Demutualisation, of course, is in vogue now. Everybody from the AA to Liffe and the Stock Exchange is doing it so why not the Lloyd's insurance market? Well, for the simple reason that it is not clear whether it is mutually owned in the first place, and, even if it is, who owns what proportion of the business. The glib answer is that Lloyd's is owned by those who put up the capital to underwrite the insurance policies it issues - in other words, its members, be they individual Names or corporations.

But it is not quite that straightforward for the Lloyd's Society, which owns the market, is made up of a collection of members, managing agents, syndicates and the Corporation of Lloyd's.

Even if it were simple, what would Lloyd's actually be demutualising? Certainly not the actual business of underwriting or managing syndicates since this is already separately owned by a thousand and one private companies. In any event, how would you value a business that reports its profits (or, more recently, its losses) three years in arrears?

At best, what could be demutualised is the Corporation of Lloyd's which provides the physical infrastructure and the rules under which Lloyd's carries on its trade and of course the brand name.

But ownership of the Corporation is murky - even those who run Lloyd's are uncertain on the matter.

Furthermore, unlike the Stock Exchange, Lloyd's is not a collection of individual firms who happen to own a market which operates to allow trading to take place. What makes Lloyd's unique is its single chain of security whereby its capital of pounds 16bn sits in one pot and there is a single licence to trade and a single Lloyd's policy.

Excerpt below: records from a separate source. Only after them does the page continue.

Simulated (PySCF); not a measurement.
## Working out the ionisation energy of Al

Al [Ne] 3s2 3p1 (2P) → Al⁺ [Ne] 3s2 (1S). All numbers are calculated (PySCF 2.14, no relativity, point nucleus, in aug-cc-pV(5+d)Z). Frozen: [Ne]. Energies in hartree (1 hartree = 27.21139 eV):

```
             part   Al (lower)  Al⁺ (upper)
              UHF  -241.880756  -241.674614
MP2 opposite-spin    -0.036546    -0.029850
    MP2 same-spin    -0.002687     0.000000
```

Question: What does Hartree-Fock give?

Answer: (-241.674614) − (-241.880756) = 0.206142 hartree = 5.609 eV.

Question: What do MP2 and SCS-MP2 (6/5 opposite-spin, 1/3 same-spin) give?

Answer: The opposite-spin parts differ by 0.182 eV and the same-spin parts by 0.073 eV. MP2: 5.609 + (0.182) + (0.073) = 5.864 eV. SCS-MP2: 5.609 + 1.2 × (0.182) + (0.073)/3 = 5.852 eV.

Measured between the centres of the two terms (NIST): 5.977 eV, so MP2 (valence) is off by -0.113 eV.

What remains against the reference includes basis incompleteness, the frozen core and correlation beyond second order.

What is certainly on the agenda is modernisation. The new chief executive, Nick Prettejohn, and the chairman, Max Taylor, have set about this with gusto. They are keen to replace the labyrinth committee structure of Lloyd's with a smaller streamlined council operating like a board of directors. They are also looking at ways of allowing customers easier access to the market, rather than having to go through a Lloyd's broker.

But the idea that there are windfalls worth thousands of pounds to be had by carpetbagging Lloyd's and signing on as a Name, looks fanciful. Lloyd's has lost 85 per cent of its Names in the last decade and the number, now down to 4,500, is surely not about to swell.